Pakistan has failed meet its targeted GDP growth rate of 3.6% for the outgoing fiscal year, instead recording a provisional growth of 2.7%, according to the Economic Survey 2024–25. The survey was presented on Monday by Finance Minister Muhammad Aurangzeb, formerly the CEO and President of one of the country’s largest commercial banks.
The survey reports that the agriculture, industrial, and services sectors experienced modest performance, registering growth rates of 0.56%, 4.77%, and 2.91%, respectively.
Released ahead of the federal budget, the Economic Survey provides a comprehensive overview of Pakistan’s socio-economic indicators and performance for the fiscal year.
Addressing global economic trends, the finance minister noted that global GDP growth stood at 3.5% in 2023, declined to 3.3% in 2024, and is projected to ease further to 2.8%, based on current estimates.
“Pakistan’s GDP growth was -0.2% in 2023, which improved to 2.5% in FY2024. We now report a growth of 2.7% for FY2025,” said Aurangzeb.
He also said that the size of Pakistan’s economy increased from $372 billion in FY2024 to $411 billion in the outgoing fiscal year.
Aurangzeb acknowledged the underwhelming performance of the agriculture sector, stating that had it maintained previous growth levels, the overall GDP would have been closer to the initial target. Growth in key crops, including cotton, maize, and wheat, declined by 13.5%.
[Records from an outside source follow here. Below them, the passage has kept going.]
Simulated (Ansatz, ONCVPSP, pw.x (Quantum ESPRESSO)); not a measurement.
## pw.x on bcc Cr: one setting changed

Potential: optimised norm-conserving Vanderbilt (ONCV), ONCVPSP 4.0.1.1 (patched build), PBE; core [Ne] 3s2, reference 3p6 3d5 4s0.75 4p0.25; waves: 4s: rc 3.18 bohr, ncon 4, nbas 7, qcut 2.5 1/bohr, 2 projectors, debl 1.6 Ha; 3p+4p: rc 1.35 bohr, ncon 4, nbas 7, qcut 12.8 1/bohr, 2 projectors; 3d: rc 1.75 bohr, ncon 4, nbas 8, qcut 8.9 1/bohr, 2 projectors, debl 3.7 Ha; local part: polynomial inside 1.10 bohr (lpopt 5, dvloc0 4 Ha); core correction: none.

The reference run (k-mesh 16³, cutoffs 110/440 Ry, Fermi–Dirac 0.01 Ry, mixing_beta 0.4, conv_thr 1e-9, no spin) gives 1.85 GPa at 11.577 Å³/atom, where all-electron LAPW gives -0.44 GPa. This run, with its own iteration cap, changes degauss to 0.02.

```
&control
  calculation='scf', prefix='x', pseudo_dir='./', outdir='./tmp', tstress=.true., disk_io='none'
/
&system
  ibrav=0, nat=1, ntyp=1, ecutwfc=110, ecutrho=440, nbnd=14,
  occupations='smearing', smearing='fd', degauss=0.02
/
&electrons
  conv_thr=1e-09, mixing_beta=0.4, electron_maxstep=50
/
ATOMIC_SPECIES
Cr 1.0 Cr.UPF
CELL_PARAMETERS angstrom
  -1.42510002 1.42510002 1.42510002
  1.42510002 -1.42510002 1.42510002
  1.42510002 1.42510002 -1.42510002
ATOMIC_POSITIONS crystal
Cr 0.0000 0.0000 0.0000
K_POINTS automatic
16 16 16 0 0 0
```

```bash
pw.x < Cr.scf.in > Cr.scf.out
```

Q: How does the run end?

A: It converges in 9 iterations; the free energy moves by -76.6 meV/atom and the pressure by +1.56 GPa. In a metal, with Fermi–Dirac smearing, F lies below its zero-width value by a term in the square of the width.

Describing the current economic trajectory as a gradual recovery, Aurangzeb said, “From my perspective, this is the appropriate path toward sustainable growth.”
He stressed the government’s commitment to avoiding a recurrence of the traditional boom-and-bust cycle, adding, “We intend to maintain course to ensure a stable and sustainable growth trajectory.”
On the inflation front, Aurangzeb noted a substantial decline in the consumer price index, which had surged beyond 29% in 2023 but has since fallen to 4.6%. “I believe we are moving in the right direction,” he said.
Moreover, the finance minister said a reduction in the country’s debt-to-GDP ratio, which decreased from 68% to 65%.